Managing workflows as first class resources

54 views
Skip to first unread message

Simon Opper

unread,
Feb 9, 2022, 9:51:04 PM2/9/22
to topbrai...@googlegroups.com, David Habgood, Rob Atkinson, Marcus Jowsey, Jamie Feiss
Hi TQ crew

I've posted a few comments and questions lately about saved layouts, queries and user data in general. These are aimed at being able to manage the deployment of these resources over large user bases, across multiple dev/test/prod instances and corresponding explorer instances.

I'd like to just follow up on this user data theme with a further suggestion to consider in your future roadmap.

That is providing EDG admin tools to manage workflow data as first class resources.

As with layouts and searches being able to manage them as decoupled resources in my view would give much more scalability in EDG.

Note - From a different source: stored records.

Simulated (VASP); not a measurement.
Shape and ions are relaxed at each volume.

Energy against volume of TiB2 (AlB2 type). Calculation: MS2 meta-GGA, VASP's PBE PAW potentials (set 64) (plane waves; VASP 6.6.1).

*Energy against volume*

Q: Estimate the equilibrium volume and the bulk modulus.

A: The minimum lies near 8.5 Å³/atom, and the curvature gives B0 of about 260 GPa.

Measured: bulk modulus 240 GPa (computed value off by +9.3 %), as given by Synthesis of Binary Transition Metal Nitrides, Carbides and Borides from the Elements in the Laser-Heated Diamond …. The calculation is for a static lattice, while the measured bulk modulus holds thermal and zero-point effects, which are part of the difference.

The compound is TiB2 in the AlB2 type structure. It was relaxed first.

A few use cases and thoughts:

  1. ability to back up a set of workflow data for a graph independently of the content graph
  2. delete a urn content graph and redeploy it after refactoring with the ability to re-instate the workflow data associated with it
  3. ability to move the workflow data associated with a graph e.g.  urn:x-evn-master:example_datagraph  to a new graph e.g. urn:x-evn-master:example_datagraph_with_same_content which is perhaps a clone, or dev/test/prod versions on other servers to perform testing or perform updates.
  4. versioning and history of workflows - this is a bit on an edge case that follows by extension. I didn't have a need for this. However, I could see it being of use in some cases where full provenance is required.
Items 1 to 3 would get constant use from our team in our larger projects.

Currently, we've developed workarounds that use RDFx via python to extract all workflow data, which provides some degree of independent backup. However, we haven't yet attempted to solve the issue of re-deploying workflow data back into EDG graphs. 

We have wondered what your roadmap for git integration is and that perhaps workflow data can be included in git integrations to support some of the above goals. 

A side note here:  it would be great to have direct functionality to merge and commit the changes made in an EDG urn graph back into the local(disk) or database system files.  These service functions exist and we exploit them, but why isn't it supported in EDG directly?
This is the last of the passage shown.